Why Have I Not Been Writing?


Why have I Not Been Writing? 


1. I've been lazy. 
I am REALLY good at procrastinating and as much as I have wanted to write, I have been putting it off. 

2. I have been feeling uninspired. 
I wrote most of my blog posts either leading up to Zambia or while I was living there. Everything was new and exciting. I felt like people would read what I had to say because I was having this unique experience. 

I have since gone back to "normal life" and I am having a harder time finding things to write about. 

3. I have not been trusting my voice. 
I don't know a ton of people who have been to Zambia. I was able to bring something new and different to the newsfeeds of those following me. I trusted that my experience and the lessons that I was learning were valid. I trusted my voice to tell the story of my time in Zambia. 

I have sat down to write a blog post since I have been back and felt like I had nothing to bring. "My life is not the same type of exciting." "People might disagree with this or that." "No one is going to read this." I know these things are not all true but thoughts of this nature have been holding me back from sharing. Even now I feel that this post may not even be worth publishing. 

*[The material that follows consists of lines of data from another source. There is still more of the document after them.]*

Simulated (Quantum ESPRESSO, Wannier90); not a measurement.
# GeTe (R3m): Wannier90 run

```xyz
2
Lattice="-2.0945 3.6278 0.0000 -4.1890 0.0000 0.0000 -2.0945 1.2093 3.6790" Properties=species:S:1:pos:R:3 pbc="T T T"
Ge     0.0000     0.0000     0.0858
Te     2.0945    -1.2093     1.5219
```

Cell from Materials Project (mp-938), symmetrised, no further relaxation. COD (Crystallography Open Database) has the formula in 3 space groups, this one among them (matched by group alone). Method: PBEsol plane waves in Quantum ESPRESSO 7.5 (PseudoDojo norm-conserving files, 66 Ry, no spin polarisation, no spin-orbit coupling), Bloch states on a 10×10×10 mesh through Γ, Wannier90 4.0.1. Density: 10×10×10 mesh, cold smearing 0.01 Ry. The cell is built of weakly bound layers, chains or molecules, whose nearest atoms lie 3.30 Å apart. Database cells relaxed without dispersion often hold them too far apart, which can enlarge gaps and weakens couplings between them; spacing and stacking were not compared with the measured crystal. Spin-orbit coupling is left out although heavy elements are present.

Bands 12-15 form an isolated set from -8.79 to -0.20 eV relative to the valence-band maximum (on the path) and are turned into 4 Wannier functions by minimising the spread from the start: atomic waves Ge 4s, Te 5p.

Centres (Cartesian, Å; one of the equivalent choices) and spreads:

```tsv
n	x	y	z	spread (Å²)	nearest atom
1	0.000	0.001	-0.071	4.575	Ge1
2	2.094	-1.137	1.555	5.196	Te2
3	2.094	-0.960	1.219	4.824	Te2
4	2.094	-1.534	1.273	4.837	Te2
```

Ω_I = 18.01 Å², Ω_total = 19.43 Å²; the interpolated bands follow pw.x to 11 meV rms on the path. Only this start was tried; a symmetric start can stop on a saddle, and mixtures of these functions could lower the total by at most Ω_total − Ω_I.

Friends, I am here to say that I am trying to be done with this. While praying one day I felt the Lord convicting me about these things.  Though it may be small, he has given me a platform and a voice. He has given me passions and a way to share those with people. He has given me a very interesting and crazy life no matter the continent that I am serving Him on. My blog became about me as opposed to being about giving glory to God and that's what this is all about. That is what my life is all about. 

I want to be a big arrow pointing people to Jesus. BUT sometimes this arrow is broken. Sometimes it does stupid stuff.  Sometimes it points in the wrong direction. Sometimes it is dirty and beat up. Thankfully, I serve a God who fixes my broken pieces. A God who tells me I am being ridiculous and helps me to be better. A God who guides me and points me in the right direction. A God who cleans me off and loves me in the midst of it all. That my friends, is why I am writing this today. 

I wasn't planning on saying all of that but there it is.

:)   

Comments

  1. Hmmmm...sounds to me like you have a voice with something significant to say! And you have an audience! Your struggles are precisely what people want to hear. What they are, how you and God get through them and how others may do the same. Write and clariry, purpose, understanding and how God works will come. I, for one, enjoy your writing.